Water can penetrate through the backfill area to the lower areas of your foundation. This can cause potentially severe problems such as wet basements, cracks in foundation walls, and floor slab movement. This can be avoided through proper installation of landscaping and good maintenance of backfill drainage.

Backfill areas will settle and require prompt attention to avoid damage to the structure and voiding of the warranty.

Builder Installed
We continually attempt to install healthy shrubs and trees. We have taken extra care in the handling and installation in an endeavor to furnish you with plants that will thrive with proper care.

If you live in a community where Becker Communities has landscaped the front yard or has provided trees for your planting, the plant material supplied is guaranteed for ninety (90) days from the date of the planting. The warranty covers a ONE-time replacement. The guarantee applies only if there is reasonable evidence that the plants were properly cared for during this period. Replacement plants are NOT warranted.
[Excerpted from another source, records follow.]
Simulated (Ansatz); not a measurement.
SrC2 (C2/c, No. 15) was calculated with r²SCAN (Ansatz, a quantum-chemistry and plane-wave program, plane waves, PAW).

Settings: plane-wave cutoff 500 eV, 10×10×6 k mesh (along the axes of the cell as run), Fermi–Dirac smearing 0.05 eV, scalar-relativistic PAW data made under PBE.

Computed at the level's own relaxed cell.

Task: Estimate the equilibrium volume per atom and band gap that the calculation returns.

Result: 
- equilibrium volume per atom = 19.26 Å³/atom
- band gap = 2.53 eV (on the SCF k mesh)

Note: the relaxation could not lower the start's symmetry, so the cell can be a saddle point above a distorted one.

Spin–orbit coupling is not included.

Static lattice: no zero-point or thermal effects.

After installation of plant materials, you are responsible for providing care and attention for their establishment and growth. Trees should be watered on a weekly basis as a minimum. During the spring and the summer months when expiration of moisture through the leaves is high, the moisture must be replaced at the roots for continuity of circulation. Shrubs should also be watered at least once a week for the first six months. If installation is completed in the spring or summer months, plants should be watered every other day for three to four weeks. Fertilizing of trees and shrubs during the initial rooting period for two to six weeks is not recommended.

Lawn and Plants
Water your new lawn and shrubs often. In the fall of the first year rake the lawn thoroughly, reseed it with the appropriate mixture and add an organic fertilizer or manure. Give special attention to any bare spots in it.

Important
Do not plant landscape material adjacent to the foundation of your home. Always grade the soil away from the foundation structure. Never super-saturate the soil at the perimeter of your home with landscape watering, swimming pool or spa backwash, or rain gutter downspouts. Failure to maintain uniform moisture conditions in the soil around your home may cause an uneven shift in the foundation.

Maintenance Hints to Help You Enjoy Your Landscaping

  • Your landscaping, whether a do-it-yourself project or done by a professional landscaper, should be done in a manner that insures proper drainage so that your property, as well as your neighbors’, is protected from surface waters.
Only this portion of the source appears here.